Are we stuck in the past or our present simply sucks?
Our culture seems to mystify the sphere of pop music, fashion and beauty trends of the ‘90s. Sure, the ‘90s were electrifying but so is every period, packed with charm. One thing that can be said about the decade is that it was infused with hefty social and cultural change due to the technological tools that allowed recording and broadcasting into everyone’s living room, and which furthermore made the ‘90s the one to host the clashing transition from analog to digital formats.
Looking retrospectively, people were in awe of what the digital sphere could mean for human civilisation but today we remake this transitioning period with polaroids, camcorders, reboots of tv shows and we hear that even Tamagotchis are back. Our recent years feel like we’re somehow ready to dive back into the ’90. But the reason for it is not because we miss the times of low-rise jeans but because we miss the comfort of being in a moment we know well, especially in times of crisis. That’s why nostalgia is a recurrent theme in marketing campaigns: they evoke positive memories that can hearten our mood by connecting us to shared experiences.
Everywhere we look there’s a reboot, remake, revival and anything else that stands for reproducing the past. Batman and Spider are back on the silver screen and Marvel and Star Wars keep adding profits. We came out of the lockdown wearing wired headphones, preppy style, 90s and 2YK fashion. But more than that, we came out to a world that feels fragmented and hopeless, especially for those who were just starting their careers, for whom opportunities and possibilities are turning abstract and less attainable. As social and economic crises hit these generations the most, to monetise feelings of comfort, security and love is to head back to the 90s and early 00s.
Nostalgia sells because it reconnects our past to our present, and companies are giving it all for these generations as the 20-somethings are the ones who will set the tone for the next economic and cultural shift. For instance, our contemporary ally Spotify, with over half of its users aged between 18 and 34, has exploited nostalgia with the feature “Your Time Capsule,” a personalised playlist that “takes you back in time to your teenage years,” curated based on listeners’ country of residency, favourite genres and age.
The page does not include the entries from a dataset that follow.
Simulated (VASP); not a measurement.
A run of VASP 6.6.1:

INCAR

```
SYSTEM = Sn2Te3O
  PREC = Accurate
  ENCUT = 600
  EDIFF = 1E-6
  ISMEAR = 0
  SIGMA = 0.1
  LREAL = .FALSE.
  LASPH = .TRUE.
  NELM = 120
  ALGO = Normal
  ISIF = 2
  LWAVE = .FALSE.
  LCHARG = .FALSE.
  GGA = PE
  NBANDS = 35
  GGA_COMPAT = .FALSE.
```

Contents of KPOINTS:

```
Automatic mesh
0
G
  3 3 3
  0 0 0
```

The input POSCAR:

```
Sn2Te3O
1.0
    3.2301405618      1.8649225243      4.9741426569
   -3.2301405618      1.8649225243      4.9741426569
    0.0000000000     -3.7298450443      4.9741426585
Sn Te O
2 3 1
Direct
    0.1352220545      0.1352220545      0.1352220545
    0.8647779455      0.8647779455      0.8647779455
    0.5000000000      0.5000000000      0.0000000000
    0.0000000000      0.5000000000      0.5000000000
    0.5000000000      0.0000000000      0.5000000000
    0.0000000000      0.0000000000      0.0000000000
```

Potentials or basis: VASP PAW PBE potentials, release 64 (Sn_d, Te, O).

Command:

But since we cannot virtually go back to the past, we are left to consume repacked emotions of the days gone by. Only look at Tommy Hilfiger, who last year dropped merch featuring the Backstreet Boys, Britney Spears and other nineties icons, and launched a 17-piece capsule in collaboration with outdoor footwear brand Timberland to pay homage to the ’90s, the decade when the boots became visible in the hip-hop and urban culture. Headlines announcing these collaborations sit next to those that read “economic recession” and “It’s here! Friends: the reunion is now streaming.”
Of course, nostalgia doesn’t just revive the past as it was. And Just Like That is an example of how the revolutionary sitcom Sex and the City has been updated with today’s ideals — featuring a cast of various sexual orientations, backgrounds and ethnicities — yet keeping the essence of the characters and situations that made us laugh and push through our day. The entertainment industry is all about “only kids born in the ‘90s and ‘00s will understand.”
And we get it. We love to return to the time when living with our parents wasn’t a choice but the norm, especially when two-thirds of the 20-somethings who moved in back with their parents during the lockdown continue to live with them, only because the soaring rents and living costs are beyond our meaningless pay check. So we retreat to our happy place: watching the remake of The Fresh Prince of Bel-Air and praising Sex Education for celebrating the cringe of our coming-of-age and the colours of the ‘90s fashion.